A power of attorney or POA is a legal document that gives another person permission to act for you. There are two types of power of attorney: conventional power of attorney and durable power of attorney. Conventional power of attorney is set up for a specific period or until a task is completed. A durable power of attorney stays in effect until you cancel it, you are unable to make decisions or you die. Some of the tasks a person with power of attorney make take care of for you include: bank transactions, paying bills, filing tax returns or signing contracts.
Obtain a power of attorney form. You can find pre-printed forms at some stationary or office supply stores and at some libraries. Some institutions, such as banks, have their own pre-printed forms.
Choose who will serve as your agent. Your agent is the person who will carry out any tasks you are unable to complete. Talk to your agent before and make sure it is a person you can trust. Your agent must be an adult.
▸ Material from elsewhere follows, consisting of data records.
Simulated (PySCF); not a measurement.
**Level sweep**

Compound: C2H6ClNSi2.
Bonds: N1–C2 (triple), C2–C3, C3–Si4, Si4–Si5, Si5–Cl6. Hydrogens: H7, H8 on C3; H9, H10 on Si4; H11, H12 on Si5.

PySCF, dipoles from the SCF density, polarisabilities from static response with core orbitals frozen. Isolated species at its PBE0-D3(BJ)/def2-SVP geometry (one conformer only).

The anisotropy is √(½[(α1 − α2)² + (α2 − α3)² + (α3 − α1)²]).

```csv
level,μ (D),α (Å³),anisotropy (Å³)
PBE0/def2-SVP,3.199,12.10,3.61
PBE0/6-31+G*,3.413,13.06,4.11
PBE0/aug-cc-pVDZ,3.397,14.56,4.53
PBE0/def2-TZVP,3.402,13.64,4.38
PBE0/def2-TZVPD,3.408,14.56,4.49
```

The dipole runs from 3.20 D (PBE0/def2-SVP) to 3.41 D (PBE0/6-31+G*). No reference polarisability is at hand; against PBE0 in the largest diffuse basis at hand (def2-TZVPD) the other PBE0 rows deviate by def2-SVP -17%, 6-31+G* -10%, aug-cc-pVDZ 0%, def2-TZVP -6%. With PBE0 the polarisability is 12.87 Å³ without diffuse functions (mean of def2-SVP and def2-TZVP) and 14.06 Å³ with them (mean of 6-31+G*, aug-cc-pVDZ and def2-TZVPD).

Decide which powers you want to give your agent. You should outline the specific transactions in the power of attorney document. These powers may include bank transactions, paying your bills, buying or selling property and applying for benefits, among other financial transactions.
Ask a lawyer to read over your power of attorney before you sign anything. If you are unable to have a lawyer look over the document, look the document over carefully to make sure it says exactly what you want it to say.
Bring your POA document to a notary public. You and your agent must sign the document in front of the notary and have her notarize the document.